The Italians are disgusted with our holidaymakers

It is summer, and the papers here are full of the vile behaviour of northern European tourists

23 August 2014

9:00 AM

23 August 2014

9:00 AM

As the holidays draw to a close, Italian newspapers have been reporting with perplexity and distaste on the outlandish behaviour of foreign tourists in Italy, by which they mean young people from northern European countries. One report told of a couple making love in broad daylight on a bridge over the Grand Canal in Venice, the Ponte degli Scalzi (which, as a commentator pointed out, means ‘Bridge of the Barefooted’, not ‘Bridge of the Bare-bottomed’). Other reports talked of people sunbathing naked in public places or picnicking in large groups under the colonnades in St Mark’s Square. Venice suffered most from these excesses, but nowhere was immune. Florence and Rome were also invaded by drunk and rowdy foreigners, who camped in the squares and used the fountains as bathing pools. Why were they doing it, asked one newspaper? This kind of thing wouldn’t happen in Paris or London.

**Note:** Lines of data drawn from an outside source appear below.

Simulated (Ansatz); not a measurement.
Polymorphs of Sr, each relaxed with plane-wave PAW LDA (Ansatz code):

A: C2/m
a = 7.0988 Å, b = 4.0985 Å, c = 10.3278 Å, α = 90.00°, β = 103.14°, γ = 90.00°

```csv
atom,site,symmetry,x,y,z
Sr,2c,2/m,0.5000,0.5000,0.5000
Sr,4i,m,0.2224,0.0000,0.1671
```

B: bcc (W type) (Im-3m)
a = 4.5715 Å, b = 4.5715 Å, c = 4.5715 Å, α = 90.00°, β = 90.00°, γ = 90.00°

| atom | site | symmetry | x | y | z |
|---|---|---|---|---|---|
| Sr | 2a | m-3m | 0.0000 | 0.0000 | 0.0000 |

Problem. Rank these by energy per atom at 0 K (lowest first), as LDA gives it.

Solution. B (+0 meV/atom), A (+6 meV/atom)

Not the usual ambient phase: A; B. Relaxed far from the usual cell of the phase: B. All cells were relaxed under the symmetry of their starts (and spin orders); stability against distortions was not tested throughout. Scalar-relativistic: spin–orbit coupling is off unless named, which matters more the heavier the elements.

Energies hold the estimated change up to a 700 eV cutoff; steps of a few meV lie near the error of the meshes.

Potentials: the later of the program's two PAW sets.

Well, actually, it would, if the weather was hot enough. But Italians have a curious faith in the orderliness and civility of life in northern Europe, especially in Britain, and an unshakably low opinion of the way their own society is ordered. It is not that they are not patriotic. They believe with equal fervour that theirs is the most beautiful and desirable country in the world. But most of them have nothing but contempt for the way in which it is governed.

This gives them an inferiority complex that manages to survive even the annual summer invasion of barbarians from the north. The Corriere della Sera complained of their ‘lack of respect’, but still managed to lay part of the blame for this on the Italians themselves. The tourists would see the huge illegal rubbish tips defacing much of the south of the country and so wouldn’t see why they shouldn’t throw rubbish, too. They would experience the squalid conditions on so many local trains and so wouldn’t see why they shouldn’t wipe their feet on the seats. Even the mayhem at the taxi rank outside Rome’s main railway station, with drivers shouting orders and imposing mysterious rules without any form of control, would be an invitation to bad behaviour.


But the Corriere, Italy’s most influential newspaper, also found other less self-deprecatory reasons for it all. Italy, it said, was a ‘fascinating, colourful, exciting’ country. It was for many foreigners a place in which to live differently, to experience new sensations and succumb to temptations. ‘Foreign tourists come here because, for two or three weeks a year, they feel freer,’ it said. ‘We are what they would like to be, at least sometimes, but usually don’t dare.’

It found this explanation more appealing than the idea that Italians were looked down upon and deemed unworthy of respect, but it still couldn’t quite convince itself that they weren’t. It said that most of the reporting of Italy in the foreign media portrayed it as a country plagued by crime, corruption, disorder and squalor. No wonder that foreigners didn’t see any reason to behave civilly.

However, neither explanation seems to me convincing. There is a great deal wrong with Italy, and you still encounter much aggression on the roads (as you do, for that matter, in Britain); but in general Italians are no more offensive and disorderly than people anywhere else in Europe. In some ways they seem less so. Drunkenness, at least in public, is very rare; and foreign visitors to Italy are usually struck by the warmth and civility they encounter. Certainly things are more orderly than they used to be, and in some ways this is a pity. Parking and speeding restrictions are enforced with the same vigour as in northern Europe; you can’t smoke anywhere; and the old free-for-all, happy-go-lucky atmosphere is a thing of the past. Italians are as cowed and downtrodden by officialdom as the rest of us. Yet they continue to regard themselves as lacking the discipline and self-control of their neighbours to the north.

This delusion is gratifying to northern visitors and bolsters their feelings of superiority. But Italians ought to recognise that it is not they but we who should be embarrassed. Those who make love in public on Venetian bridges are not people seduced by the romance of Italy or intoxicated by its sense of freedom but just revolting northern yobs.